On a cool evening, nothing sounds quite as enticing as a big pot of stew. Hearty ingredients, fragrant spices, and deeply rich flavor. Stews are great one-pot camping meals because they can be adapted to include any leftover ingredients you might have on hand. A few extra potatoes? Stick or two of celery? Half bag of baby carrots? Into the stew it goes!
For this vegetable stew, we really strove to coax a deep rich flavor out of an entirely vegan ingredient lineup. We figured the best way to do that was to cook everything in layers and let their flavors build off one another.

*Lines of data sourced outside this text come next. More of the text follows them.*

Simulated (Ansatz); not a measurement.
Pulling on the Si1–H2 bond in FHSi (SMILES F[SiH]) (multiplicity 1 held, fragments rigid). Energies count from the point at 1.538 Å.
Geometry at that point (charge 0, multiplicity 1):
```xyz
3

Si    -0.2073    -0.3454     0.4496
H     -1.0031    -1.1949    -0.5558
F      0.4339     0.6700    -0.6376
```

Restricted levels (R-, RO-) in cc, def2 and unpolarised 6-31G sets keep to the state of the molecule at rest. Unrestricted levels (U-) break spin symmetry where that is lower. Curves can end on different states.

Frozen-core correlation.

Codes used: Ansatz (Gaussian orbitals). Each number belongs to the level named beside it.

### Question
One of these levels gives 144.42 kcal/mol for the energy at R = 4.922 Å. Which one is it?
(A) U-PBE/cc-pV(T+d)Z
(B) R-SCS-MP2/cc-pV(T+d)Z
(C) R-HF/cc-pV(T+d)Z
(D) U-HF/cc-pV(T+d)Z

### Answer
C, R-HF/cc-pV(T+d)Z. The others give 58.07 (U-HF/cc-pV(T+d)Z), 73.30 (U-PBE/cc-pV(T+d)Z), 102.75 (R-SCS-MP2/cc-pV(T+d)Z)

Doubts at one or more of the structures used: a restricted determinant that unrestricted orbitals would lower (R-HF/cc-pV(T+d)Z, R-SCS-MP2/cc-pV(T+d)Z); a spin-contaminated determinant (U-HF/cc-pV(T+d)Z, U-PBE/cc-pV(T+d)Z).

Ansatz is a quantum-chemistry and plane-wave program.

In terms of spices, we leaned heavily into some classic old-world flavors like red wine, thyme, bay leaves. We also give it a shot of umami with the addition of soy sauce (or liquid aminos).
While you could theoretically make this stew in any large pot, we prefer using a cast-iron Dutch oven for a couple of reasons. First off, cast iron does an incredible job retaining heat, so if you’re cooking with a camp stove, you’ll need less fuel to maintain temperature.
A Dutch oven is also perfect for cooking over a campfire, which we would highly recommend if possible. Like with most any stew, the longer you cook it, the more robust and flavorful it will become. So get your Dutch oven set up over the campfire at a low simmer and we guarantee you’ll be in for a treat.
Why We Love It:
↠ Great way to use up leftover ingredients
↠ Deep, robust flavor profile means you won’t miss the meat
↠ Cooks in one pot and can be ready in under 30 minutes
How to make Dutch oven stew
Start off by heating a tablespoon of oil in your Dutch oven over medium-high heat. If you’re cooking over a fire, set the Dutch oven on top of the grill grate for this phase if possible. There’s a lot of stirring that needs to happen and it best to have the pot on a solid surface.
Add in the mushrooms and saute until browned (1). Add the onions, celery, carrots, potatoes, and salt (2). [NOTE: If you are in a rush, the smaller you chop your ingredients the faster they will cook – especially the potatoes]
Once everything starts to pick up a little color, add in the tomato paste and stir for a minute before adding in the flour. Stir to coat the vegetables in the flour (3), then add the red wine, and liquid aminos or soy sauce. Be sure to scrape the bottom of the pot as the liquid goes in, to lift up the fond that has developed. That stuff is pure flavor.
Simmer until the red wine has almost entirely evaporated. Add in the vegetable stock, thyme, and bay leaf. If you’re using the campfire tripod, now is the time to hang the pot up. Cover and simmer for 10 minutes, then remove the cover and continue cooking. This will allow the liquid to evaporate and the sauce to thicken (4). Once the vegetables are tender, it’s ready to eat!
↠ Dutch Oven: One of the most versatile pieces of camp cooking equipment, a cast iron Dutch oven is the perfect vessel for a long slow simmering stew.
↠ Lodge Tripod: If you want to simmer a stew in a Dutch oven over a campfire, then you may want to pick up one of these tripods. This will allow you to hang the Dutch oven over the fire at various heights, thereby allowing you to dial in the temperature.
↠ Heat Resistant Gloves: If you’re dealing with a campfire or hot cast iron, we always recommend having a pair of heat resistant gloves.
Heat 1 tablespoon oil in a large pot. Add the mushrooms and saute until browned, about 5 minutes. Add the onion, carrot, celery, potatoes, and salt and saute 2-3 minutes. Add garlic and tomato paste and saute 1 minute more.
Adding the flour. Stir to coat the vegetables in the flour, then add the red wine and liquid aminos or soy sauce.
Simmer until the red wine has almost entirely evaporated. Add vegetable stock, thyme, and bay leaf. Cover and simmer for 10 minutes, then uncover to let the stew thicken a bit, about 10 minutes. Once the vegetables are tender, check the seasoning and divide among bowls. Enjoy!